We take pride in designing buildings that fit perfectly.
They fit our clients. They fit the design brief. They fit the architectural context. They fit the site, the landscape.
And they fit the history of the people and the place as they become a part of it.
Buildings that fit are beautiful. They are beautiful to look at, and they are beautiful because they work.
Our designs are practical. We take full advantage of every material opportunity, we employ elegant planning strategies,
and we incorporate the most useful technology available.
We are committed to the craft of design. We design by hand. We prepare beautiful, legible drawings which make our design intent crystal clear to both clients and contractors.

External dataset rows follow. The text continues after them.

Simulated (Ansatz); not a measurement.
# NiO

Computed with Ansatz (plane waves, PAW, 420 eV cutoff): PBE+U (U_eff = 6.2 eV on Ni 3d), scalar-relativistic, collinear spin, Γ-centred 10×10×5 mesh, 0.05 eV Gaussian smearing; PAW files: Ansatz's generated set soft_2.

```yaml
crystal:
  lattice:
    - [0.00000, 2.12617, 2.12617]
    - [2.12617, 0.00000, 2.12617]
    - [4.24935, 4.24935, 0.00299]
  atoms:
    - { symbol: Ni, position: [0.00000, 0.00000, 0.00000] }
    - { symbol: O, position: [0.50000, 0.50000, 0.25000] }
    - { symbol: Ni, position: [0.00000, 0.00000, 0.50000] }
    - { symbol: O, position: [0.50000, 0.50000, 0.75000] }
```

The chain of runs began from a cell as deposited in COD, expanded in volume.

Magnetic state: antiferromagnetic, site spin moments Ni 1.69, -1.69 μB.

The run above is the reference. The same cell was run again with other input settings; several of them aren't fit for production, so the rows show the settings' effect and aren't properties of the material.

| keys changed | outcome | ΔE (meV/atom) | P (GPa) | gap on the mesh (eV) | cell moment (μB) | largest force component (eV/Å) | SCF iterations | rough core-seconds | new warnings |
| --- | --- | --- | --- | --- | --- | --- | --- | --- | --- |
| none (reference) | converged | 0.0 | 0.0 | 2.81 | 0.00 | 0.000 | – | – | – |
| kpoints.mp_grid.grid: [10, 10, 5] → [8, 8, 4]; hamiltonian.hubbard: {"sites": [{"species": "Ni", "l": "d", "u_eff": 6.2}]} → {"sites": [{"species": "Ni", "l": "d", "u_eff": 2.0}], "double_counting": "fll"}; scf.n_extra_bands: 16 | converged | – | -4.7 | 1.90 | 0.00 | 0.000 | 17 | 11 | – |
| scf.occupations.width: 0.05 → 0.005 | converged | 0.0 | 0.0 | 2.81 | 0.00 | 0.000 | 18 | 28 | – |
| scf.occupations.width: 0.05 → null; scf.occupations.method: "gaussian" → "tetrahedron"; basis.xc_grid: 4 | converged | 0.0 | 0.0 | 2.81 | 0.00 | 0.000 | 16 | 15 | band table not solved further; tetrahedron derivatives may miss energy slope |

You can be sure that we have thoughtfully considered
every aspect of our client’s design brief, and every construction detail. We strive to produce the highest quality buildings.
We have experience in a broad range of building types and sizes. We have worked on everything from bespoke cabinets, to courthouses.
But the core of our practice has been the design of custom residences,
including townhouses, apartments, suburban houses, and country estates.
We take pleasure in providing excellent service. We empower our clients by providing them with what they need to make informed decisions.
We want our clients to enjoy the process, from the first review of sketches and material samples,
to the final walk-through.
We have collaborated with the best decorators, landscape architects, and engineers in the industry.
We have worked with the top cabinetmakers, stone masons, metalworkers, plasterers, and all manner of specialized craftsmen. We have served the most discerning clients.
We look forward to working with you.
Dino Marcantonio is an architect (registered in NY, NCARB certified) and writer. He has also held teaching positions at the Yale School of Architecture, and the University of Notre Dame.
Dino has over 25 years of experience in the profession. He has worked on a wide array of project types,
including large scale institutional, educational, commercial, and
preservation projects such as the Lincoln Memorial; the Georgetown
University Law Center; the Beckley, West Virginia, Courthouse and
Federal Building; and a number of residential projects around the
world. He has also worked in a wide variety of project locations,
including the United States, Canada, Spain, Thailand, Austria, and
the Caribbean. He has extensive experience in luxury residential
projects which demand rigorous attention to detail and the highest quality construction.
He has lectured at universities and
professional conferences around the country and abroad, and has written numerous articles
and book reviews on the subjects of architecture and urbanism.
Publications include First Things, Sacred Architecture,
The Classicist, Period Homes, American Arts
Quarterly, Acroterion, and Retrospecta. Catesby Leigh,
architecture critic of The Wall Street Journal hailed his design for the
Pentagon Memorial as an outstanding classical design, that would create
an inspiring work of civic art.
Dino holds a Master of Architecture from the University of Virginia, and a Bachelor of Arts from the University of Toronto. His graduate work took him to Venice, where he studied the Renaissance masters Palladio, Sansovino, and Longhena.
Paloma Pajares is an architect (registered in Spain, COAM), author of the book Cosmatesque Ornament, and winner of the Rome Prize. She has taught at the Yale School of Architecture, the University of Notre Dame, the Universidad Politécnica de Madrid, the Universitat de Barcelona, and the Prince of Wales’s Urban Design Task Force.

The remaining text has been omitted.